Ever wondered what was going on in your child’s head when they look at you? It may surprise you to know the real needs behind different facial expressions. Though there are many, we will cover three major facial expressions today.
Downcast eyes, not fully wanting to make eye contact, downturn of mouth, coming closer slowly, hesitantly:
Your child is feeling insecure, not sure how you will respond to a request or situation to be shared. Children always want their parents’ acceptance and love. They want to know they are not disappointing you even as they disappoint themselves for not having the control they think they should have had, for causing a “bad” situation to take place. No matter the behavior, they always want your love, even when they test your patience sorely. When you think they are not looking, they are scouring your face from the corners of their eyes, listening to your voice tone, continuously assessing what “mood” you are in. The problem with a developing child is that they perceive you according to their own perception of the moment, not the actual reality of the moment. They do not see what you see or hear what you hear. You think they should be listening, more than they are looking, but this is not the case, they are looking, more than they are listening. And your facial and physical gesture is going to be interpreted according to their own logic, not yours. This forms the foundation for many power struggles, preventing a meeting of the minds to come to some common conclusion.

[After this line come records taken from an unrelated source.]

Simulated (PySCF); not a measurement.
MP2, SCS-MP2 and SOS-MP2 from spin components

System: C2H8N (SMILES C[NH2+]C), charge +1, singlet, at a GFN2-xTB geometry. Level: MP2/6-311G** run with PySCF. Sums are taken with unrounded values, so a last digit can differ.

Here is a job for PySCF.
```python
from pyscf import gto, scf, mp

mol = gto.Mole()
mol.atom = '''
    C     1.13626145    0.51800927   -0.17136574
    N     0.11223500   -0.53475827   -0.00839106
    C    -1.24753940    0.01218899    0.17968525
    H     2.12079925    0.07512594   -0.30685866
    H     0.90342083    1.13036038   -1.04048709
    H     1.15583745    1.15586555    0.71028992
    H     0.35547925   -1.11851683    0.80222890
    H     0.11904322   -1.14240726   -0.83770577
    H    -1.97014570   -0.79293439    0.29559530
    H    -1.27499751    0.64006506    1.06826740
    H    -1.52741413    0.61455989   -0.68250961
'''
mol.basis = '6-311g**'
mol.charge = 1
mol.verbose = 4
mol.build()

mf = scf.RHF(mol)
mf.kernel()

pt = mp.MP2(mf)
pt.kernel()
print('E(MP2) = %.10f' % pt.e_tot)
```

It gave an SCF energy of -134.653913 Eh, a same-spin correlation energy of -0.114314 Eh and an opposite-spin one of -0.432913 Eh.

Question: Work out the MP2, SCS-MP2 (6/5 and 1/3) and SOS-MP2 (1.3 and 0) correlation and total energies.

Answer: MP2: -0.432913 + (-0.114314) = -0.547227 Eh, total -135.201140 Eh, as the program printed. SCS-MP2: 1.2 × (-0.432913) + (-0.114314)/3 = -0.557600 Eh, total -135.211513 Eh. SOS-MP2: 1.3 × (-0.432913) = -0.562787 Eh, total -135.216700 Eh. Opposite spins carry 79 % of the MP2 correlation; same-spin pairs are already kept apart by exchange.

Belligerent eyes, fierce attitude, scowl on face, body pulled up in extension, ready for fight, or flight, harsh tones, angry words:
Believe it or not, but your child is still feeling insecure, pulled into self-protection through the defense mechanisms, with a strong need to protect vulnerability at all costs. The fighting child is a frightened child with all sorts of hurt feelings inside. When the child searches, your face, your voice tone, which may be perceived as being angry, mad, disapproving, his sympathetic nervous system goes into over-arousal, kicking in his Amygdala in full action, which causes logical thinking to disappear into the night.
Blank face, non-committal, low voice tone, shoulders slightly stooped or too erect – act as if does not care:
They do care, they care intensely, but if they allow themselves to show what they feel, it would make them feel fragile, needy, and vulnerable to being “bullied” or being told “no” or even
worse, that their opinion is not valued. Children are trying to find themselves, their place, their “mold” in this world. As they are still searching to make sense of it all, it opens them to experience strong emotions at times that they may not feel safe and protected. They also learn and respond to their emotions from the modelling of their parents. They are learning from you
how to handle things. It is a scary thought, as we certainly cannot be perfect each time. But as scary as it is, it does not shake the truth of it. If you get mad in response to a situation, they
learn it is ok to do it. If you cry at the drop of a hat, they learn it is ok to do it. If you throw or hit something, they learn from it for themselves. Research states that each one of us are
building the kind of parent we are going to be in the first 9 months of our lives.
What do we do?
- Think about how you respond to your child in different circumstances. What do you want your child to see when they look at you?
- Reflect on your own experience as a child and your thoughts of your parents through these early developing years
- Reflect on your own behavior and what you are modeling for your child. Is your own behavior what you would like them to follow?
- Do not take the child’s response as fact, it often is built upon the fantasy of their own perception, which makes it true for them, but not necessarily true to the situation. This helps to fray those edgy nerves we have, though you still do not want to minimize their emotion. To them it is real and therefore should be treated with respect.
- Whatever the emotion, try to respond with the cue of “emotional safety” first. It is connection before correction that counts.
- Meet them in their emotion, not in their words. Gain regulation first, then go into the situation.
- Do not solve their problems for them. Frame it, help them reflect, but allow them their own process so they can “own” the success of their solution and build on it.